As Aretha Franklin once sang, “All I’m asking is for a little respect.” I believe Franklin was definitely onto something, and I’m sure females around the world feel similarly about this. Women aren’t receiving the respect they deserve, and men seem to be the primary culprit.
The world we live in today is ever changing and becoming less dominated by the male species. Especially in the United States, the trend of the man being the “boss” or bringing in a heftier income is increasingly starting to shift, although the difference in average wages between men and women is still apparent.
According to a 2009 study done by Jessica Arons’ Center for American Progress Action Fund, the American wage gap between men and women is quite staggering as to how much more a woman loses in revenue compared to a man. The study found that the median amount of wages a woman loses over a 40-year period compared to a man with the same job title is $434,000. In addition, full-time working women make 78 cents, on average, to every one dollar that men make over the course of a year.

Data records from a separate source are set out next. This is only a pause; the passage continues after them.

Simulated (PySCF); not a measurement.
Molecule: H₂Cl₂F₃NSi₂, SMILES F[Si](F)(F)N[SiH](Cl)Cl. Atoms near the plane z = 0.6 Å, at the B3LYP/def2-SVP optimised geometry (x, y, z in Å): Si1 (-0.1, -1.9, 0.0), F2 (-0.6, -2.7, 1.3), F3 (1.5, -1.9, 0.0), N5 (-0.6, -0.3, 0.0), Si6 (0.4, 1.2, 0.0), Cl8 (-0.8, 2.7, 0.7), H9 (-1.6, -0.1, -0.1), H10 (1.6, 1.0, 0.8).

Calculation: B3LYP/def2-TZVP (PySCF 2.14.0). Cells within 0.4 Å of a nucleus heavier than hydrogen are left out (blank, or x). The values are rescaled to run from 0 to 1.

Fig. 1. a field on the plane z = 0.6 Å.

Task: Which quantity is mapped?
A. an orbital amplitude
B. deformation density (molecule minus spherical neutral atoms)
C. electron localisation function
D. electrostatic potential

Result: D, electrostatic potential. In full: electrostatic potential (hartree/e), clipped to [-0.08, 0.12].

OK, although these numbers are pretty ridiculous, it is beside the point that I am trying to make. When I walk around campus or go to the bars, I find myself constantly hearing guys talk about girls like they are nothing more than a conquest or an object. A few weeks ago when I was at Plums, I happened to witness a girl and guy arguing. I don’t know for certain that they were dating, but the way in which the guy was yelling and talking down to her was absolutely despicable.
I don’t understand why guys would treat women in this way. I love all my “bros,” don’t get me wrong, but at the same time, I don’t get the incessant need to objectify and belittle women like they’re people who don’t even matter. As males, we should be doing everything we can to treat women like they should be treated and give them the respect that they deserve.
One of the main ways I see this lack of respect for women is when it comes to “hooking up” with people. Why is it that when a girl “hooks up” with more than one person she becomes a “slut, whore, or skank,” and when guys do the exact same thing (many times much worse), they are so called “pimps or players”?
This double standard is something that does not fly with me. Why should women be held to a different standard than men? This is definitely one aspect of the college scene that I will never truly understand.
To build off that last sentiment, I also hear all of the time that chivalry is dead. No it isn’t; it is just sleeping. Guys, I don’t mean to stereotype you at all, but for the most part, I don’t see men being the gentlemen that we should be.
What is so hard about holding the door open an extra couple seconds so a lady can walk through? Or maybe take a girl out on a date and pay for her meal and not expect to “get some” when the date is over. I’m not trying to say that girls should not reciprocate this behavior if the chance presents itself, but as males, we should be taking the initiative to invite these things.
I know this article may sound like I am completely bashing all guys, but that is not my goal. The reason for writing this is so that more men will open their eyes up to the fact that we aren’t some superior beings to females. Women do more for us than you could ever imagine. Think of your mothers.
My mom is one of the nicest people I have ever met and would do absolutely anything for me (along with my dad), and I’m sure a lot of men at St. Thomas feel similarly. Guys, our moms were once college-aged, and I certainly hope you would never think about treating them the way I hear many girls being treated today.
I think it is up to us (men) to take the step forward and start giving women the respect that they DO deserve.
If this means giving a girl a compliment about how she looks, holding that door open so she can walk through, or maybe taking her out to dinner and paying for her meal, so be it. But start somewhere. If you do, I am positive that women will appreciate it.
Don’t get me wrong, I am nowhere near a perfect human being and have definitely caught myself doing some of what I just wrote about. But I am now realizing how wrong I was in my actions and am hoping to advocate better moral standards and judgment for men everywhere.